90 posts is way too long for a sidetrack. I'm moving this to its own thread.
This is the third thread you have spawned from the original thread and you are nowhere closer to finding the answer to the original puzzle. The irony is that the original puzzle has a very simple solution if you don't insist on dumbing it down by removing the gravitational field.
To your question as to whether RoS is measurable, this is a still an open question, very hotly
debated by professional physicists.
Suffice to say, that , in the framework of "SR Test Theories", there is no provision for
testing RoS. There are tests for parameters $$a,b,d$$ and for the light speed anisotropy $$\frac{c}{c'}$$ but there are absolutely no tests for the parameter $$e$$, the one that "encodes" RoS. As a matter of fact, in all existent experiments, $$e$$ is assumed to be given depending on the assumed synchronization (internal vs. external).
The above explains why measuring RoS has proven an elusive as measuring OWLS. In fact, the two are inextricably connected, you cannot measure OWLS because it requires two synched clocks that turn out to be synched based on measuring .... OWLS.
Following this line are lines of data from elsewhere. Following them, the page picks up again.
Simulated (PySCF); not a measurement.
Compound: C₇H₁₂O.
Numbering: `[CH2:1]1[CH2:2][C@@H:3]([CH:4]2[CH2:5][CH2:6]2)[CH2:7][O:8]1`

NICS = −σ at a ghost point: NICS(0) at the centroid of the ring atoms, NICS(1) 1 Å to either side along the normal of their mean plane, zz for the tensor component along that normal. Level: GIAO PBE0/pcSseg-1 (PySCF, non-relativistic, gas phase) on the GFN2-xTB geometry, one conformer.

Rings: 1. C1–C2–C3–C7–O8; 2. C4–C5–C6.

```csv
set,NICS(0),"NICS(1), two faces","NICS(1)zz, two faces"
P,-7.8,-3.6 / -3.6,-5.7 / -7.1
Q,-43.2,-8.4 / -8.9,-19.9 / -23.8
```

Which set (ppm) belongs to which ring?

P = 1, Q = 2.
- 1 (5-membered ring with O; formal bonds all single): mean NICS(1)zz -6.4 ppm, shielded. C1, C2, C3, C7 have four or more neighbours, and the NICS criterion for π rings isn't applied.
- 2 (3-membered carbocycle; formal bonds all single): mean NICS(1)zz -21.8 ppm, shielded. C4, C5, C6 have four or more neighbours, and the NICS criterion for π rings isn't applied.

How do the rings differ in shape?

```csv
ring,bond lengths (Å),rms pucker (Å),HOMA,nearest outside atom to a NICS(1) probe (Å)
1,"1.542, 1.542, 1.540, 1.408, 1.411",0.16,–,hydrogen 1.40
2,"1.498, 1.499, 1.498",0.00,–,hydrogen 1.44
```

Additionally, the above explains the conspicuous absence of any "RoS test" from the
list of experimental tests of relativity. Pete would dearly want to put this on the account of insufficient technology (an argument that I debunked) , when, in reality, the insufficiency lies with the theoretical underpinnings of the experiment (see above).
This is the current state of affairs in mainstream physics. It also explains why your quest for putting together a (naive) way of measuring RoS has led to invalid setups.